The short version is that the exchange claimed that it was going out of business because it didn’t have the passwords to access customer funds.
Cryptocurrency exchange Kraken, the sole good guy in the sordid tale, offered a $100,000 reward for information about the location of $190 million Feb. 28. In March, it was found that the very same wallets that the company claimed it couldn’t access were empty anyway.
Fast-forward to June and Ernst & Young, QuadrigaCX’s bankruptcy trustee, has found that Cotten not only transferred customer cryptocurrency funds to personal accounts to use in margin trading on other cryptocurrency exchanges but also used those funds to pay for luxury goods and real estate.
Those purchases included properties in Nova Scotia and British Columbia, a small aircraft, “luxury vehicles,” a sailboat, investments, cash and gold and silver coins, according to Yahoo News.
“Substantial funds were transferred to Mr. Cotten personally and other related parties,” the E&Y report noted. The firm has “not located any support justifying these transfers,” it added.
Whether Cotten is actually dead or faked his death also remains questionable. While veering into conspiracy theory territory, Cotten’s death, if true, was also a massive coincidence since it occurred a little over a month before QuadrigaCX went out of business thanks to his alleged maleficence.

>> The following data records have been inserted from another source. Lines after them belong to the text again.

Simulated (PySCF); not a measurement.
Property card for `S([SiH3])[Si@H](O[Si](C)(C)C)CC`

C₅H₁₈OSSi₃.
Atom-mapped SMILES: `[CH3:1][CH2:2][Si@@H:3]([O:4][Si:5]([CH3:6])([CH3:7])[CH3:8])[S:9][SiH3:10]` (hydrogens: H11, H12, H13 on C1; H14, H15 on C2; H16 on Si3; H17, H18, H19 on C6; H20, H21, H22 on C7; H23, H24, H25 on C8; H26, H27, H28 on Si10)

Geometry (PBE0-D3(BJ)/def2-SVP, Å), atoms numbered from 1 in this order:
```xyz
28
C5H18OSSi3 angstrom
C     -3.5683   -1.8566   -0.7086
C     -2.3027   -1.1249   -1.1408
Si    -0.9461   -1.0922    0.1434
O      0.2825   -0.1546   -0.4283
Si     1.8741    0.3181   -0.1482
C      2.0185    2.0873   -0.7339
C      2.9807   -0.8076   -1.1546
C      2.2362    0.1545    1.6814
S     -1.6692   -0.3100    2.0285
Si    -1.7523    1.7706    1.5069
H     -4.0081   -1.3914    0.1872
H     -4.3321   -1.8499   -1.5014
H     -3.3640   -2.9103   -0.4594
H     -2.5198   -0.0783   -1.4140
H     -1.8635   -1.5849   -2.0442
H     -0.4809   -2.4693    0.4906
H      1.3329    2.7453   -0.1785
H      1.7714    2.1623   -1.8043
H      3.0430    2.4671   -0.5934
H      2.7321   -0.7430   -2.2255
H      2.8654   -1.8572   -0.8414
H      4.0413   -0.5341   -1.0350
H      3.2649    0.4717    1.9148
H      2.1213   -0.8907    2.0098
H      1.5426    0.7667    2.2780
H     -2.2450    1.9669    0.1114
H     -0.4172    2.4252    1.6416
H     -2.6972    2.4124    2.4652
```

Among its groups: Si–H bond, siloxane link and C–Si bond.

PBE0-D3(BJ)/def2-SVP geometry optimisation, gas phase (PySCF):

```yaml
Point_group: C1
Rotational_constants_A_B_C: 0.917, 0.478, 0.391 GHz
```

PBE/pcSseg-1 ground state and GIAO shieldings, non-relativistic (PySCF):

About $31 million has been recovered by E&Y during the bankruptcy proceedings to be returned eventually to customers. But that figure is based on valuations of cryptocurrency at the time QuadrigaCX went out of business.
With bitcoin seemingly doing a repeat of 2017, based on June cryptocurrency prices the amount could be multiplied by at least five times. That makes the potential theft possibly worth more than $1 billion based on current prices.